Sunday, October 7, 2012

The Team of Mozart & da Ponte

First Figaro Playbill
Lorenzo da Ponte
Common myth says that Mozart completed the entire score for his comic opera Le Nozze di Figaro (The Marriage of Figaro), in a matter of only a few weeks, but in reality, it was a matter of a few months. He began work on the score at the same time that his librettist, Lorenzo da Ponte, started writing the libretto, in October of 1785. It was one of the first times in recorded history that the librettist and the composer worked together to construct the libretto and the score to compliment one another, rather than the traditional way of doing it, which was for the librettist to write the text first, and the composer then, to construct the music around it. In the manner in which Mozart and da Ponte did it, the text and the music were a unified piece in which neither were compromised. It could be said that Mozart and da Ponte became the first in a long line of musical stage teams which throughout history have brought us such geniuses as Gilbert & Sullivan, Lerner & Lowe, Hammerstein & Kern, and Rogers & Hammerstein.

Stephen Storace
Without the team of Mozart & da Ponte we may never have had what we now know as the Broadway Musical, for it was Mozart's English pupil, Stephen Storace (older brother of Nancy Storace), who brought the Italian comic opera along with the German Singspieler back to England and developed the form into what became the English operetta. It was from this that our modern Broadway Musical sprang.

The following excerpt is taken from So Faithful a Heart: The Love Story of Nancy Storace & Wolfgang Mozart, which is the first book in the So Faithful a Heart series.


Everything started out badly. As soon as he awakened, Mozart knew it wasn’t going to be a good day. He was glad that he had appointments that would take him away from the apartment. Constanze had spent the entire night up and down with Karl, who was teething and who spent the most of the night screaming in pain. She’d tried everything—rubbing his gums with brandy, giving him chicken bones to gnaw on, and rocking him, but nothing seemed to soothe or settle him. She finally brought him into bed and laid him on her breast, where at last they both fell into an exhausted slumber, moments before dawn. Only an hour later, as Mozart attempted to get out of bed without waking them, he caught his knee in his nightshirt and slipped, falling upon the mattress and startling both Constanze and the baby, who began to cry all over again.

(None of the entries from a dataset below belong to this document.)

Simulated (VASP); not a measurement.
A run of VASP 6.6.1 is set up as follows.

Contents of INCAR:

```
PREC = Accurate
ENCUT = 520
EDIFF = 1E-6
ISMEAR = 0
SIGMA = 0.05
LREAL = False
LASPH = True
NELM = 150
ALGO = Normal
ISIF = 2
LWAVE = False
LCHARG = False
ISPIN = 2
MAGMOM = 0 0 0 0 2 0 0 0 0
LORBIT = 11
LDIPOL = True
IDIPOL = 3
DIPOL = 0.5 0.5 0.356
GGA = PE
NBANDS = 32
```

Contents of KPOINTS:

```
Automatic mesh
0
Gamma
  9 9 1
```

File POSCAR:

“You clumsy man!” she barked. “Why can’t you be more careful? I just got him to sleep,” she moaned as she sat wearily up in the bed, holding the screaming child to her shoulder and rocking.
“I’m sorry. I tried to be careful, I really did,” he pleaded.
She turned to her husband and snapped, “Just get dressed and find a place for yourself out of my sight!”

Grumbling, he threw on his banyan to await the arrival of his valet, who always shaved and dressed him, and styled his hair. He made his way into the music salon where he prepared his morning coffee, and by the time he was ready to sit down with his first cup, Primus arrived to begin Mozart’s toilette.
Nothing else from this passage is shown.